Its happening whether I like it or not! I am just really having the Thanksgiving blues this year. First off I miss my family being together. My mom passed away over 6 years ago, grandpa passed away this year, my siblings are in California, and my Dad has been invited to many places for Thanksgiving. However, I am thankful this year that my Husband and I will have our first Thanksgiving of our own. Just us two and our doggies. The day is going to be full of football and Christmas movies.
Secondly, this is my first year to be Vegan. It's difficult because I have wonderful traditions that were made when my mother was alive and that I have tried to hold onto dearly over the years. It's my way to feel close to her. While I won't be cooking my famous dressing and loaded mash potatoes, I will get to have a Vegan version of Thanksgiving which won't be the same but will be be tasty I'm sure. I imagine I will look back on this post a year from now and would have moved on to a happier state and ready to dhow my Vegan Thanksgiving who's boss! My Husband told me that he's having a Chinese dinner for a Thanksgiving since the next day he can go to his sisters and eat a Thanksgiving meal. He knows tgat I will not allow a turkey to be cooked in my household. I have secured an order of Vegan Thanksgiving prepared by Whole Foods. Looking forward to trying it, I pick it up today.
Thirdly , it kills me how many animals are killed for tomorrow. Millions! This just makes me a hot mess when I think about it. How can someone be so compassionate-less?

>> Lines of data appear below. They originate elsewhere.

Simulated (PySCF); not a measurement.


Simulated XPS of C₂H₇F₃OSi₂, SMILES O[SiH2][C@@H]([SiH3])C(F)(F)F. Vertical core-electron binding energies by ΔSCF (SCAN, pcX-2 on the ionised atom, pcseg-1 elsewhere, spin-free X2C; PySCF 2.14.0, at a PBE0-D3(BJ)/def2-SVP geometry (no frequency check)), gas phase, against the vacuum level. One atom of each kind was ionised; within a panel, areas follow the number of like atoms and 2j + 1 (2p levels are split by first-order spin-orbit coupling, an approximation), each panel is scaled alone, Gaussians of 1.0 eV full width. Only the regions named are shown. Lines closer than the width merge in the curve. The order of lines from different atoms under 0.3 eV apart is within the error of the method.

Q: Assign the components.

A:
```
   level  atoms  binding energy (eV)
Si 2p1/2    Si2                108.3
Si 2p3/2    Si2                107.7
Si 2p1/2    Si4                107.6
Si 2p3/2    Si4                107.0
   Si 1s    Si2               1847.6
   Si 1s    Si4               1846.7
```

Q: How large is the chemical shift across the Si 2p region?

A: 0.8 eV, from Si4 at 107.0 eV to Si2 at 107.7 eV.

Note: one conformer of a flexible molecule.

We did adopt Tom the Turkey for Thanksgiving. He is so stinking handsome! He fell off a truck on the way to slaughter. I have invluded a picture of him. We adopted him through Farm Sanctuary and I just love that place and all it stands for.
I was hoping that by me adopting a turkey, it would resonate something within for my family (Husbsnd included) but it hasn't and I am so sad for that. Poor animals!